I personally believe that, before we look into the future, we should have a glimpse of the past and the shortcomings. It’s important to analyze the problems and build the future projections like we do using EVM for projects. The major area of concern is not the cost but lack of value/innovation in outsourcing. The resources are deployed just for the sake of billability irrespective of their technical capability or viability in current mix.
Some key examples of added values can be to provide new ways of:
- writing efficient design & code
- automate test-cases with-out customer-driven
- propose new solutions to business problems for current or future customer requirements
- implementing customized methodologies as per project requirements using LEAN processes etc.
Typical outsourcing should add R&D even in normal projects and maintenance nature of projects then we can gain customer confidence. The mundane job is not going to help at current billing rate which is dropping regularly. Only innovation can beat this competition and put Indian IT ahead of outsourcing curve.
The next area of concern is the customer confidence which is multi-fold. First the estimation processes are not mature and based on empirical methods (FPA, UCP etc.) and still rely on traditional wide-band Delphi or WBS approach irrespective of which development methodology is opted. e.g. In Agile development environment, WBS/Delphi approaches are viable but for traditional methodologies (RUP, Waterfall), FPA or UCP needs to be used.
Next level of confidence issue is security. When I talk about security, I cover Data/network/documentation/idea etc. as part of required security focus areas which are vulnerable in most of the Indian IT players. We have to build professional code of conduct which is practical & easy-to-use instead of long security policies documented with-out solving any purpose. BPO, KPO and even small subset of IT is based on data security and needs to be addressed on top priority.
The last but not the least is cost, which is of type:
- Direct and
- Indirect
The direct cost is of course employee’s salary. Again this problem is two-fold. The employee’s current remuneration is not as per his/her technical/business capability but based on years of experience. Salary needs to be normalized as per the employee’s capability and active role. There is no harm in paying more if it is adding value in terms of delivery efficiency, new ideas or getting new business.

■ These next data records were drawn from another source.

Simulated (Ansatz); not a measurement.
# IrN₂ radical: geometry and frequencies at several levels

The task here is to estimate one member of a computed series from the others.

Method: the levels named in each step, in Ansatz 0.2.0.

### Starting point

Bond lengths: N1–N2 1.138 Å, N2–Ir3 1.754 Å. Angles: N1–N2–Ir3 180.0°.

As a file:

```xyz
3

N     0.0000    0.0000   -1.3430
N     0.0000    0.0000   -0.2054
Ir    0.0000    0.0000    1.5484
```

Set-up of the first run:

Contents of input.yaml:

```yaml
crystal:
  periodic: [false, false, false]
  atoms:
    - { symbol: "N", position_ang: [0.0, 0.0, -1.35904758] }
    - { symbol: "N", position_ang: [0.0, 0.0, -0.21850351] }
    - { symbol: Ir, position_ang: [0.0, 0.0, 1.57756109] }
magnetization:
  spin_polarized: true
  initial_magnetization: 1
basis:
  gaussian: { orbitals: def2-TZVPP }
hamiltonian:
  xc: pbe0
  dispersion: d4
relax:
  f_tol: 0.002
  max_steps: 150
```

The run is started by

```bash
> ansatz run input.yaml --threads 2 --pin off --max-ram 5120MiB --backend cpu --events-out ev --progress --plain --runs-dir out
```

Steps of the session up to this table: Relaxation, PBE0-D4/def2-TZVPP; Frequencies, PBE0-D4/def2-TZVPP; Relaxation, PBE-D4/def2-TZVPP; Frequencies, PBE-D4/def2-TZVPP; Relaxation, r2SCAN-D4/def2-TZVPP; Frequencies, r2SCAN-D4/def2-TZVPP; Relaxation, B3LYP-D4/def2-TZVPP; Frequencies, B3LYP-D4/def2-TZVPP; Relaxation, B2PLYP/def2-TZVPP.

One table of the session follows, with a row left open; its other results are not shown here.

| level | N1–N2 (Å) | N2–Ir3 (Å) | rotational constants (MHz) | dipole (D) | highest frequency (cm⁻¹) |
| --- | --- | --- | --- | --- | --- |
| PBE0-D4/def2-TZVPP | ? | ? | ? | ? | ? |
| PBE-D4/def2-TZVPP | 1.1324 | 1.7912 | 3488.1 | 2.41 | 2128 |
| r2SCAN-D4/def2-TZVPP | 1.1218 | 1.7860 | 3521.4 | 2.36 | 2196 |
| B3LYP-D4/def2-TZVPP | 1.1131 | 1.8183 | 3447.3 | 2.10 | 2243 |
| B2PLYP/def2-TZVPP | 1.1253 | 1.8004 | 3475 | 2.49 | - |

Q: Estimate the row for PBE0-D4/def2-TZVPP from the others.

The indirect cost is where management needs to focus on new ways of operational efficiency. Current operations are running with a decade year old plan and trying to compete with today’s dynamic environment. Cost-cutting with-out rational thinking is not going to help until objectives are laid-out.
Now I would like to bring your attention on future at-least for 4 years. If we are able to play with above mention problems to turn them as our positives, I believe India can not only maintain its leadership tag but will be pioneer in world for Innovation with Professional Ethics and cost-effectiveness.